Review Fix chats with Erik Johnson from Infinite Monkeys Entertainment to find out what makes the PlayStation 4 game a special one.
Review Fix: What inspired this game?
Erik Johnson: Life Goes On actually started at a game jam event. It was a local meetup for the 2012 Global Game Jam, an event where you are given a theme on Friday night, and you have 48 hours to make a game based on that theme. The theme that year was an image of a snake eating its own tail. This is known as an ouroboros, and it is a symbol with connotations of life and death, rebirth, and renewal.
We wanted to make gameplay that reflected these themes, and that’s where the idea sacrificing an endless stream of knights and using their dead bodies to solve puzzles came from.
Review Fix: What did you play as a kid? How did it influence this?

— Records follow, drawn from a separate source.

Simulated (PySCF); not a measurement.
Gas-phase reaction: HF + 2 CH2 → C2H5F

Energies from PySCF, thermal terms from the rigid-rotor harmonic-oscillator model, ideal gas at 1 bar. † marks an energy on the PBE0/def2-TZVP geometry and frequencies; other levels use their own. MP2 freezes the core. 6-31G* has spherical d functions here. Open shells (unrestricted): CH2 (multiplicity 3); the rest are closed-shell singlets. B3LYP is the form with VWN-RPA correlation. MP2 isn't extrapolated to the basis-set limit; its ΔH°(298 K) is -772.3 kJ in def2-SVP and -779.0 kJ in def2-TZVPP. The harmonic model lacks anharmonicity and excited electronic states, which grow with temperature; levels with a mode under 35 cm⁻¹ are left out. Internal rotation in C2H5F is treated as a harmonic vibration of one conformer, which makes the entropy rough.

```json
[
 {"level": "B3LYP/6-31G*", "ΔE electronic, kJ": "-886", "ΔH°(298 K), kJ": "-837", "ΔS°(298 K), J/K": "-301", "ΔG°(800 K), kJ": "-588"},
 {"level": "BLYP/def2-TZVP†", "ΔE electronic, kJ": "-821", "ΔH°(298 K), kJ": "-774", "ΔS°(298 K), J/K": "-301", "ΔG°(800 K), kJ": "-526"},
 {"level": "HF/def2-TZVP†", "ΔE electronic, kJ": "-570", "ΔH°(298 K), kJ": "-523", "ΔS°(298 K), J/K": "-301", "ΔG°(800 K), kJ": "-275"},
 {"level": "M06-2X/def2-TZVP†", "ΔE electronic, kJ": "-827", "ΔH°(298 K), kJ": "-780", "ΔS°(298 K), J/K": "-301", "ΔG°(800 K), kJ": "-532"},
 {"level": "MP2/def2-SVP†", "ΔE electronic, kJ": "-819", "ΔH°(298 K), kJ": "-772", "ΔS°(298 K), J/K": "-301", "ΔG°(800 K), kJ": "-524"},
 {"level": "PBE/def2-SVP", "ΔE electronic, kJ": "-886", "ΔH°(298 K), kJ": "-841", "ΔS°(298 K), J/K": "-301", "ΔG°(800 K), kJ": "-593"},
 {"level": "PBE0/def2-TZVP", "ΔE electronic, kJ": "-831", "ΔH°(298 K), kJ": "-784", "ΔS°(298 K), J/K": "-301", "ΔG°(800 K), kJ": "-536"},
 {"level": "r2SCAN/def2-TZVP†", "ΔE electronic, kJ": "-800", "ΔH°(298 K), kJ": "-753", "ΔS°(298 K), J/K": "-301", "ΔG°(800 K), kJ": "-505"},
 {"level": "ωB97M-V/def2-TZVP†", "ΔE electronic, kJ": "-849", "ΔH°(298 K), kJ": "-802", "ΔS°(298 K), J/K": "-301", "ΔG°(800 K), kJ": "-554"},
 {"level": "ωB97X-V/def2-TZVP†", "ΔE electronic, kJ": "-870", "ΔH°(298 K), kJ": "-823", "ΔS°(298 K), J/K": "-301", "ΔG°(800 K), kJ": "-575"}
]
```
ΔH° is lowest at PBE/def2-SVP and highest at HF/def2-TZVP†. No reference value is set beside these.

Johnson: I played a lot of NES and Super NES era Mario Brothers games, and I’ve always had a lot of love for platformers. And I also spent a lot of time on the Space Quest games as a kid. They had a great sense of humor, an approach to puzzles that I really enjoyed, and they had a lot of fun with making jokes about what happened when you failed and died. So there was definitely some influence there.
There were lots of different design influences from the other members of the team as well, though. I think Ian’s love of Monty Python shines through pretty strongly for example.
Review Fix: What do you want people to get from this experience?
Johnson: That’s actually a pretty long list!
– We definitely want people to have fun and enjoy solving puzzles.
– We want people to laugh at all of the craziness of the world of Life Goes On.
– We hope people get a sense of glee from killing knights is horrible ways.
– And maybe at the same, we hope that people feel a tiny bit of hesitation and remorse in sacrificing so many knights.
Review Fix: What was the developmental cycle like?
Johnson: It was a bit of a weird progression. The project started as a game jam demo made in a weekend. We had a super buggy and rough prototype at the end of the weekend, but people seemed to think that it was a really funny and interesting idea. That encouraged us to build a more polished demo. We kept getting positive feedback, and the project kept getting more serious and more ambitious.
This led us to show the game at PAX in 2013 and then release it on Steam in April of 2014. With that release, we were very proud of what we had done, but at the same time felt like there was more potential that we hadn’t quite achieved. We had been talking with Sony, and we knew we had the opportunity to bring the game to the PS4. We decided that we wanted to do more than just a port, and decided on an expansion to update the game. Our initial plans were for a relatively small expansion. But as we worked on it, we found there was a lot we wanted to do, and without planning of it initially we ended up working on it for almost two years. In the end, we made a major expansion, with a lot of extra content, new features, and a lot of new polish.
Review Fix: What makes this game stand out in the crowded indie waters?
Johnson: Well, we aren’t the only game to ever experiment with forcing you to kill your character to make progress, but I think we own our theme in a way that no one else really has. We’ve built all of our mechanics around the knights dying. All of the puzzles focus on using deaths and using bodies to move forward. Every level requires that you die at least once. We never require you to reset or restart if you make a mistake, instead we give you an unlimited number of knights to use. And, on top of that, Life Goes On kills more knights than Dark Souls does.
Review Fix: Bottom line, why should someone play this?
Johnson: It’s a game where you can only progress by dying. You sacrifice knight after knight and morbidly use dead bodies to solve puzzles. And while this may sound grim, it’s done in a comical way, where knights run around with silly hats and weapons and are subjected to over the top cartoon violence.
Review Fix: What’s next?
Johnson: We’ve all got our own ideas for games we want to pursue. As for Life Goes On, if it sells well, we’d like to see the game on more platforms. We’re not sure if we’ll do a sequel, but you never know.